Friday, October 31, 2008

One


Bookwise, I have to thumb all the way back to February 1998 in my reading journal to find a time when I did less reading than I managed this month. Back then, I encountered Steven Millhauser's superb Edwin Mullhouse at the same I was dealing with Anglo-American cataloging rules, and that was it for February. This month, after a distracted slog through Muriel Barbery's The Elegance of the Hedgehog, I realized there was no point in bothering with a book until after November 4. I have been totally engrossed in the election. No doubt some of you will be grateful that I've spared you a running commentary on all of that.

But my birthday was this month and so the books kept stockpiling whether or not I was reading.

Adalbert Stifter's Rock Crystal. One of the latest NYRB titles. I have almost a complete shelf of NYRBs by now.

Drusilla Modjeska's The Orchard. I'd not heard of this book before it showed up as a potential read for The Slaves of Golconda; while Jeanette Winterson's Sexing the Cherry was ultimately chosen for our January discussion, this one (suggested by LitLove) looked too good to pass up.

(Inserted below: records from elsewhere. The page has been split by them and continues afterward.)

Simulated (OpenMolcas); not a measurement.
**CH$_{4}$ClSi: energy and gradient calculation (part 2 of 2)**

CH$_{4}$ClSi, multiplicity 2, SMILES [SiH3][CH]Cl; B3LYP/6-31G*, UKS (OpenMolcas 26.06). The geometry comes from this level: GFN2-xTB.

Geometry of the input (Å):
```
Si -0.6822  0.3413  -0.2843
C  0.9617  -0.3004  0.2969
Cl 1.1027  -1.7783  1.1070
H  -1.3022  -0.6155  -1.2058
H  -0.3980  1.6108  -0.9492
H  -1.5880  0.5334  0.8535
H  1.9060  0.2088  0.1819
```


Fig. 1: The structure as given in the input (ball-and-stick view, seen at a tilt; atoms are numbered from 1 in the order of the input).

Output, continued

Andrew Crumey's Sputnik Caledonia. I think I heard about this one via Readerville.

Mary Ann Shaffer's The Guernsey Literary and Potato Peel Pie Society. My mother-in-law insisted I have this one.

Francine Prose's Goldengrove. Probably the most obvious book on the stack for me to have.

Charlotte Mosley's The Mitfords: Letters Between Six Sisters. Finally out in paperback. . .

Ron Rash's Serena. An Appalachian Macbeth? We'll see.

Nadeem Aslam's The Wasted Vigil. (Review copy)

Alan Cheuse's To Catch the Lightning. (Review copy)

See you on November 5 when I resort to my normal default settings. In the meantime, go vote for Obama.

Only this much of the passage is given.